Wednesday, December 31, 2008

Translation is Risky Business



At Google, we like search. So it's no surprise that we treat language translation as a search problem. We build statistical models of how one language maps to another (the translation model) and models of what the target language is supposed to look like (the language model) and then we search for the best translation according to those models (combined into one big log linear model for those of you taking notes).

But, just as putting all of your money in the investment with the highest historical return is not always the best idea, choosing the translation with the highest probability is not always the best idea either - especially when you have a relatively flat distribution among the top candidates. Instead, we can use the Minimum Bayes Risk (MBR) criterion. Essentially, we look at a sample of the best candidate translations (the so called n-best list) and choose the safest one, the one most likely to do the least amount of damage (where 'damage' is defined by our measurement of translation quality). You might want to view this as choosing a translation that is a lot like the other good translations instead of choosing that strange one that had the good model score.

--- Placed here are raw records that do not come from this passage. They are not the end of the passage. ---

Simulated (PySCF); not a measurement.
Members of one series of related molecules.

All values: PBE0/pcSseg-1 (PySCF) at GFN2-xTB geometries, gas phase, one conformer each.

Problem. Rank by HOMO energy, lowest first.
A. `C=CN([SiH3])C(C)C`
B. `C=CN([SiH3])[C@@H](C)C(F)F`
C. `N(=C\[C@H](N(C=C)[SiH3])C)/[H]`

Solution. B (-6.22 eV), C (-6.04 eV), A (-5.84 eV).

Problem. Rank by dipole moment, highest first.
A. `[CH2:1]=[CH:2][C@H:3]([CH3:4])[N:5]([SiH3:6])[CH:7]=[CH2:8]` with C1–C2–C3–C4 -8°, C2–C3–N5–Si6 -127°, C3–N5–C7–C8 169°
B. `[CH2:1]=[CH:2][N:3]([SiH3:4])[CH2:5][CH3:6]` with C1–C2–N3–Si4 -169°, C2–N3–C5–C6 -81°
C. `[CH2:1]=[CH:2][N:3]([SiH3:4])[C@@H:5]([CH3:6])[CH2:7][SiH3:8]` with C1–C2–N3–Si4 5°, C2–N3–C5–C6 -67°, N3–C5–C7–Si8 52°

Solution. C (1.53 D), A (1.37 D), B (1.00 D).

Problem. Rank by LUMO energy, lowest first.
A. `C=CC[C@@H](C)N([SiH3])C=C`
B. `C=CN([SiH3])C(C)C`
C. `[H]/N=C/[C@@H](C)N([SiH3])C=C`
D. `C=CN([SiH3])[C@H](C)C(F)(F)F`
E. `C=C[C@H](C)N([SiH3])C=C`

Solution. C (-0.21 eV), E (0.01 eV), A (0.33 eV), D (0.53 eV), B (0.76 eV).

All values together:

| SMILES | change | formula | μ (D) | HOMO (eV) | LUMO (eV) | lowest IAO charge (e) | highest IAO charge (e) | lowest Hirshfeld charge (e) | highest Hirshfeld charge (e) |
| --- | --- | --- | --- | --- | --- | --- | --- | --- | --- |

If this is our 'diversification' strategy, how can we make things even safer? Exactly the same way as we do for investments, we diversify even more. That is, we look at more of the candidate translations to make the MBR decision. A lot more. And the way to do that is to build a lattice of translations during the search and then we do our MBR search over the lattice. Instead of 100 or 1000 best translations that we would use for the n-best approach, lattices give us access to a number that rivals the number of particles in the visible universe (really, it's huge).

 Interested? You can read all about it here.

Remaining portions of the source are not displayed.